The Document Transformation Engine consists of two software modules; the standalone Document Transformation Engine and the Alfresco Transformation client.
- The standalone Document Transformation Engine runs on Windows and takes care of the file transformations.
- The Alfresco Transformation client runs as part of Alfresco Content Services and communicates between Alfresco Content Services and the standalone Document Transformation Engine.
There are a number of important notes to consider when installing the Document Transformation Engine in addition to the supported platforms.
The standalone Document Transformation Engine requires the software components to be installed and available on the same machine.

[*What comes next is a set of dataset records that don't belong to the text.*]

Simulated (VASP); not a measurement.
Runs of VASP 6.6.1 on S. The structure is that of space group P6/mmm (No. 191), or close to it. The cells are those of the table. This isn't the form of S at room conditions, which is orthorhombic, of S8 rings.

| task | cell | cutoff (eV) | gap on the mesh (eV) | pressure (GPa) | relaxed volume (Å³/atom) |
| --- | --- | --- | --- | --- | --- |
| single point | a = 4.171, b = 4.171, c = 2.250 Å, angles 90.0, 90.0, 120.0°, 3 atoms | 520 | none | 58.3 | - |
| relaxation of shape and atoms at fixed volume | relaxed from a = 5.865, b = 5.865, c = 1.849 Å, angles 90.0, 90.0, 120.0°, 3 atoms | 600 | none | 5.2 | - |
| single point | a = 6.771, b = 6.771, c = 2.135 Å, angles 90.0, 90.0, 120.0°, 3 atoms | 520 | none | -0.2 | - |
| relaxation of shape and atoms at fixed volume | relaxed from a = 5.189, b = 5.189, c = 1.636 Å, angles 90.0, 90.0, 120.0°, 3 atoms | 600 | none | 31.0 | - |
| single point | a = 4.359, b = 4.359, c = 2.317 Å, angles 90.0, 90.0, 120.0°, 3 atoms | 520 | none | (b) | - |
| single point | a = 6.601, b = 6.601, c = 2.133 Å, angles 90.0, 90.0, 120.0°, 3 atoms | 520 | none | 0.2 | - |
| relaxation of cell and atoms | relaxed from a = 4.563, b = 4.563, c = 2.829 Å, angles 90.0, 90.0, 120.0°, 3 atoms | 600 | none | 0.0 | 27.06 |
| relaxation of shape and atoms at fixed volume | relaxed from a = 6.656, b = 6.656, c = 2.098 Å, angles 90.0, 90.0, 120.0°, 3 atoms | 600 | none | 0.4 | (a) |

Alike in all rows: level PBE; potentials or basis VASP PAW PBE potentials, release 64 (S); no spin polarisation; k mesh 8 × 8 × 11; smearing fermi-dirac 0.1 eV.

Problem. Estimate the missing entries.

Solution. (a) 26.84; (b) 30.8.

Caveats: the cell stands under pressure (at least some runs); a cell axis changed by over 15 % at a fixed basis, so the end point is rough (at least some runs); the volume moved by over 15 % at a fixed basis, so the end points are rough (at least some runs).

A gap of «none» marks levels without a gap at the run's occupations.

Only install the English versions of Microsoft Windows Server 2012 R2, and Microsoft Office 2016 32 bit because other languages cause encoding issues resulting in unpredictable behavior.
Note: Although the engine must be configured in English, this has no impact on the transformation language used for documents.
To enable the Document Transformation Engine to work with non-English documents you must install the desired Microsoft Office language pack of the language you want to work with.
The Document Transformation Engine does not work with Windows non-English regional settings.
Make sure that the Windows print spooler service is running.
GhostScript v8.64 and pdf2swf are no longer distributed along with Document Transformation Engine. Make sure you install both these tools manually.
There are a number of recommendations for calculating sizing. You will need:
Four high clocked cores per engine, with between 4 GB and 6 GB RAM. If you find that you need more power, it is better to add another engine instance with a similar specification than to upgrade the hardware. The reason for this is that Microsoft Office is not very scalable.
Between 10 GB and 15 GB of free space. Storage is not that important, but if you have lots of large files, you should make sure that creating temporary copies of those files will not slow the system down.
At least one CPU for each concurrent transformation that is expected to be processed by the engine.
Disc I/O bandwidth
Microsoft Office transformations are I/O-heavy, and so on some solutions, I/O contention can be a performance bottleneck. When multiple Word conversions occur in parallel, performance can suffer heavily from poor random read and write speeds.
Using an Amazon EC2 instance c3.2xlarge, the I/O metrics are as follows:
- sequential read speed: 131 MB/s
- sequential write speed: 83 MB/s
- random qd32 read speed: 10,4 MB/s
- random qd32 write speed: 3,8 MB/s